There is an old saying that winners never quit and quitters never win. I see it differently. In my experience, it was only when I finally quit that I started to win.
After two decades of trying to make it work in my life, I gave up booze. Nothing earth shattering happened. I didn’t hit some stereotypical “rock bottom”. I wasn’t even a daily drinking.
I threw in the towel before there were ultimatums or DUI’s. Before there was job loss or friendships lost. I tried and tried to make drinking fit in my life, but I started missing life because of all the time I spent thinking about drinking.
When Is It Time to Quit?
My kids were growing up fast. My oldest daughter’s legs getting long and lean, my son’s baby face growing more angular by the day, my baby no longer fit snugly in my arms – and I was missing it all.

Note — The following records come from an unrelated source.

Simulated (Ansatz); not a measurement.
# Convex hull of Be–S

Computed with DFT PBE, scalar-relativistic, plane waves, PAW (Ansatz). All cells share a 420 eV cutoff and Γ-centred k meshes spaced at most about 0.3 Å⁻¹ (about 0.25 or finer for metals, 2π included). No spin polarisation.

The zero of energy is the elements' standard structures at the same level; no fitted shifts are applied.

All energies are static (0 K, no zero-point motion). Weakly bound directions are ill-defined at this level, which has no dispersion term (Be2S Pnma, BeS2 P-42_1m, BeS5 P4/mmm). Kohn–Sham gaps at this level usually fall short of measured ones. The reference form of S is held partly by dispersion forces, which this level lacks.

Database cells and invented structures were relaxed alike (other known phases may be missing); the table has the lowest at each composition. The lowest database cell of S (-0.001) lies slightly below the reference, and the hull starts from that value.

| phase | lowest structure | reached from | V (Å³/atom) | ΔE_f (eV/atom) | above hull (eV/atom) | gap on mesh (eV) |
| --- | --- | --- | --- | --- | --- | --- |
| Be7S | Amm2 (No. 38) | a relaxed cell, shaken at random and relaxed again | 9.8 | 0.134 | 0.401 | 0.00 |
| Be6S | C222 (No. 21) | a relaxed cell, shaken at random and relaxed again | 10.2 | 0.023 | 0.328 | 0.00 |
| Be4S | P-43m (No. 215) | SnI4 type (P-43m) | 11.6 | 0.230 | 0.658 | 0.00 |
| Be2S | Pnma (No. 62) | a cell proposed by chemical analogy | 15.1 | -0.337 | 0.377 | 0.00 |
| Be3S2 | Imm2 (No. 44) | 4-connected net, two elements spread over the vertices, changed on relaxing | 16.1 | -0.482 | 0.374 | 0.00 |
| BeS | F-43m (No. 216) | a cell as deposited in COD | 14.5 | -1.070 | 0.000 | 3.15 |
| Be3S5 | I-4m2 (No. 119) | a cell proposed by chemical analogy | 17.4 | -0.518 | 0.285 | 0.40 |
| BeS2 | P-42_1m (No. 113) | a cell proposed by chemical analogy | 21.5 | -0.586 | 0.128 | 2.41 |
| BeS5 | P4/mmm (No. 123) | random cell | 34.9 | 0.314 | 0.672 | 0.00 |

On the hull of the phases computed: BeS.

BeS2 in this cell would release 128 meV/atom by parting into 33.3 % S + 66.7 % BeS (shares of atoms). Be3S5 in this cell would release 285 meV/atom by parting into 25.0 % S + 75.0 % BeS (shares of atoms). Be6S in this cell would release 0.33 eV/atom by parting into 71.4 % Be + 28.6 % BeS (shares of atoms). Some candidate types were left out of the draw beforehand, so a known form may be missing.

I got tired. Tired of trying to mask the constant tension I felt deep in my bones with wine. Because living for 5 o’clock isn’t really living at all. And while the idea of moderation is nice, what I came to accept is that I’m an alcoholic, and the amount of energy it was taking me to control my drinking was sucking the life out of me.
So I raised the bottom. I quit. And I did it before I lost anything at all.
If you’re like I was, it is easy to keep on drinking when you haven’t lost anything because of it. But I knew in my gut that if I kept on going, the losing was coming. And there is nothing I hate more than losing. So in order to win, I had to quit.
When it comes to alcohol it is easy to convince ourselves that we can control it. And if we have not lost anything, we can not imagine that we could ever end up under the bridge. But what I came to realize is that was exactly where I was headed. Every time I drank I was rolling the dice; the control was an illusion.
When to Quit is Actually the Bravest Thing You Can Do for Yourself
I am the woman under the bridge sipping from the paper bag. We are the same, she and I. Only I quit before she did. Before I lost. Before I lost it all.
Society portrays an alcoholic as someone who must reach some earth shattering “bottom” to get sober. But the truth is many of us look like we have it all together. We compete in marathons, are members of the PTO, arrive at school pickup with perfectly coiffed hair and manicured nails.
You don’t have to be falling apart at the seams to be an alcoholic. You do not need to be homeless, drink daily, unable to hold a job, or have a DUI.
In fact, many of us own our own homes, are reliable, go to church, have family and friends who love us, hold good jobs, come from good families, and appear to have control over our lives, which makes it even easier for us to believe that we can control our drinking too. Until, of course, we can’t – and that is precisely the time we will start to lose.
The thing about alcohol is that it does not discriminate. It is a great equalizer. It tries to tighten its grip on us all just the same – and if it gets ahold, there is no person or amount of money that can save us. We must do the saving ourselves. And the only way to do that, is to quit.
To quit is the very best thing I have ever done in my life – and but by the grace of God, I did it before I lost anything at all.
And guess what? I won my life back.
No more checking my watch to see if it’s 5 o’clock so that I can pour some merlot. No more wasted energy making plans that involve large amounts of booze. No more thinking about drinking. Instead, you can find me with my three kids, singing and dancing, playing dress-up, being a tickle-monster. My husband every night looking at me with a different kind of love. And this is all happening because I decided to quit that habit that was doing nothing but to eat me up alive.
If you are reading this and it bothers you how much you think about drinking, there is another way. You do not have to wait until you lose to quit. It is not easy, but it is worth it.
Reach out your hand – the quitters, we’re everywhere – one of us will be on the other side to grab it.